Eid Mubarak! Fascinating history of Royal’s biriyani of Kolkata
It all started in 1905, when Lord Curzon divided Bengal. This was the time when Ahmed Hussain, a descendent of Nawab Wazid Ali Shah, a migrant from Lucknow came to Kolkata and opened a small restaurant on the ground floor of a Chitpur Hotel. Today that’s where you still get one of the best biriyani treat of Kolkata --- Royal er Biriyani.
Mutton biriyani
Hussain had gained considerable culinary experience in the royal kitchen of Awadh. By this time, Wajid Ali Shah, who was also a biriyani lover, had introduced the exotic potato in Biriyani and started off the famous Kolkata Biriyani with Aloo in it. Hussain added this and a few more dishes of Awadh, including spicy yellow Pulao, Khushka, Mutton Chaap and Mutton Qalia. After India’s independence, Royal Biryani started featuring authentic Lucknow Biriyani which did not feature potatoes, unlike Kolkata Biryani. In 1971, the growing popularity propelled the owner to arrange a separate seating area on the first floor. However, in 2017, the market pressure and Kolkata’s love for potatoes compelled them to add an option of potato in their biryani.

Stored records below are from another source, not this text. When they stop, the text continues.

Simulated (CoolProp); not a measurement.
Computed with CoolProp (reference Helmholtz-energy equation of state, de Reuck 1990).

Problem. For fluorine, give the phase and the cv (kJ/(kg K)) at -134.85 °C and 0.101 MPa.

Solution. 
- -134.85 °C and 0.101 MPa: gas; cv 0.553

For years, Royal Indian Hotel has been the favourite food-joint for eminent personalities including Satyajit Ray, Uttam Kumar, Khushwant Singh, Raj Kapoor and Ustad Bade Ghulam Ali Khan. The place has always had a loyal clientele owing to the royal essence in every food it creates. Today, it is a two-storied restaurant. The first floor is where you get a real feel of the place. You can also see a part of the kitchen from here. There are separate AC and non-AC sections. If you want to visit there with your family, follow the narrow and steep flight of stairs which takes you to level 2 where there is less of hustle bustle and the seating arrangement is far more comfortable. This place is open every single day from 11am to 10:30pm.
The midday rush at Royal
When it comes to the food, Royal Indian Hotel takes the concept of Mughlai cuisine to an unmatched dimension. Maintaining the true legacy of Rakhabdars of Nawab Wazid Ali Shah, the taste of every dish has a subtle difference when compared to other Kolkata eateries. The taste of the Royal Lucknow Biryani is difficult to be expressed in words. The taste makes words seem superfluous. Royal Biryani has more spices than the usual Kolkata Biryani. Raw meat and koftis are added to the long grains of Basmati and the combination is a paradise for the taste-buds. Much like our beloved Feluda described the Royal Biryani in Satyajit Ray’s Napoleoner Chithi, this truly is a ‘brain tonic’ or food for the soul. The mutton chaap is yet another popular delicacy available here. According to Muhammad Irfan, one of the directors of Royal Indian Hotel, around 300kg of mutton is used every day for making the chaap. The tender meat pieces simply melt in your mouth. The food price also does not create a pocket-pinch. Chicken Rahmi Tikka, Mutton Burra Kabab Fish, Mutton Burra Tikka Kabab and Kabab and Chicken Rashmi are equally good. A plate of Royal’s splendid firni or Shahi tukra after a spicy meal is worth devouring.